Gahh... I had wrote a longer reply but my browser crashed, so this will be more condensed.

Re. Train capacity, I think your numbers are off. A TR can hold 183 ppl, and the TTC acknowledges that's a conservative estimate.
You can always crush more people in. But you don't design to crush loads. Yes, 183 for 23-metre subway car sounds about right ... it's actually 180 if you check the current TTC peak loading standard. However a T1 is slightly lower at 167, because you don't have people standing in the extra space where the cab and between the cars. With a 20-metre single-car train, you should be comparing to a T1, not a TR. And then, you are talking 20 metres, not the current 23 metre car. So take 167, divide by 23, multiply by 20, and you get about 145.

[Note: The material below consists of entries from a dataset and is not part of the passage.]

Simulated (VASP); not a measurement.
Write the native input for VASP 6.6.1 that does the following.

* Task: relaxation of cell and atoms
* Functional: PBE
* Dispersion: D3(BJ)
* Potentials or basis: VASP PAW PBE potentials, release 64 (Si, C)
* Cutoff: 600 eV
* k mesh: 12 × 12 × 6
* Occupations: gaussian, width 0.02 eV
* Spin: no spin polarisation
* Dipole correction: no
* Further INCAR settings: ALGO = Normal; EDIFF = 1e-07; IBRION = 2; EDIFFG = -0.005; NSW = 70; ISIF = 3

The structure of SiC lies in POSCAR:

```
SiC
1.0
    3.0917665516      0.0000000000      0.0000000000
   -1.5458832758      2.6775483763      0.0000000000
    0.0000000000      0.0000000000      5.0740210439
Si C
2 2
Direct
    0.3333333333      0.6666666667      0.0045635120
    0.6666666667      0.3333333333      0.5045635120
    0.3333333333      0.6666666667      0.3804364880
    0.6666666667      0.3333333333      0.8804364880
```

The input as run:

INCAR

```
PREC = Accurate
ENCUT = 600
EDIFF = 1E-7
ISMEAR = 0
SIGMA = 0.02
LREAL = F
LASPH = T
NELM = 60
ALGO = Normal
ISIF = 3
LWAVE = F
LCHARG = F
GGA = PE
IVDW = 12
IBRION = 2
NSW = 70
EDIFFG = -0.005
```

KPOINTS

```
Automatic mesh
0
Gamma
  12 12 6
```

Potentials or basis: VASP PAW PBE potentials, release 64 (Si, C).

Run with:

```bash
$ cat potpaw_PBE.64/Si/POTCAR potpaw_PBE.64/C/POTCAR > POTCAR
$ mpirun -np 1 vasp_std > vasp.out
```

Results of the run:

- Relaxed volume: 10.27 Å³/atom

At that level, peak demand on the ECLRT would take about 29 trains.
If peak is 5,000 it would only take 28 with your 180 person car. It takes 30 with a 167 person car.

Designing a line to avoid capacity constraints in the year 2100 is silly; any savings which would be had then would have a NPV today of 0$.
2100? 5,000 is forecast for 2031, only 11 years after the line opens. You break that in 2032 ... you might not design for 80 years in the future ... but you do design for more than 20!

As for alternatives, I'd written a more detailed answer, but I'll just leave the TTC's capacity chart here.
So what do you propose? A partially exclusive right-of-way wasn't considered an option on Eglinton between Keele and Laird because of the width. So you either are stuck with a 2,000 capacity for mixed right-of-way ... or you tunnel. How do you save anything? They've gone for partially exclusive right-of-way for the sections of Eglinton with a wider right-of-way.

So how do you save anything? They've done the minimum east of Laird, and had to resort to a tunnel to the west, because of the narrow road.

According to that chart, at 8,000 even the non-exclusive right-of-way east of Laird doesn't work!
 
Here's a more legible copy. Note that the scale at the bottom is not linear.:

fCNos8V.png


Eglinton Line moves about 6,000 at peak point & peak hour, which is about half the capacity of LRT in street median ROW.

However, I still believe that the Eglinton Line subway is the best option for improving transit on the corridor. This isn't the Sheppard East or Finch West corridors where we have very wide streets that can easily accommodate LRT in street median ROW operations. If Eglinton Ave was wider, I'd scrap the Eglinton Line subway in favour of street median ROW LRT in a heartbeat.
 
So what do you propose? A partially exclusive right-of-way wasn't considered an option on Eglinton between Keele and Laird because of the width. So you either are stuck with a 2,000 capacity for mixed right-of-way ... or you tunnel. How do you save anything? They've gone for partially exclusive right-of-way for the sections of Eglinton with a wider right-of-way.

Well, first, I'd just note that the lack of alternatives isn't a justification for any given policy. For instance, it's not like we could build a surface LRT or BRT on College or Dundas, yet that doesn't justify building subways willy-nilly.

The best solution would be to increase turnover on the route. Transfers to surface-subway routes at Mt. Dennis and Caledonia as well as Leaside and Kennedy would reduce peak demands in the tunneled segment to more manageable levels. Kennedy in particular, given that ECLRT riders would be boarding there in the first place and face no transfer penalty.

If the City goes ahead and decides that, for whatever reason, we need underground transit across central Eglinton, then just build the line as a mini-metro. With high-frequencies the transfer penalty at wherever the line terminates would be minimal, and we already know that several trips will short-turn and require a transfer anyways.

You'd save money on the tunneled segment through much smaller stations, and you'd save money on the surface section by avoiding having to reconstruct the entire road.

Money could then be plowed back into service improvements which don't cost as much per rider.

An alternative would be what Neptis proposed, but I think since that would mainly be diverting existing passengers from the BD line the overall transit user benefits wouldn't be as pronounced as they suspect.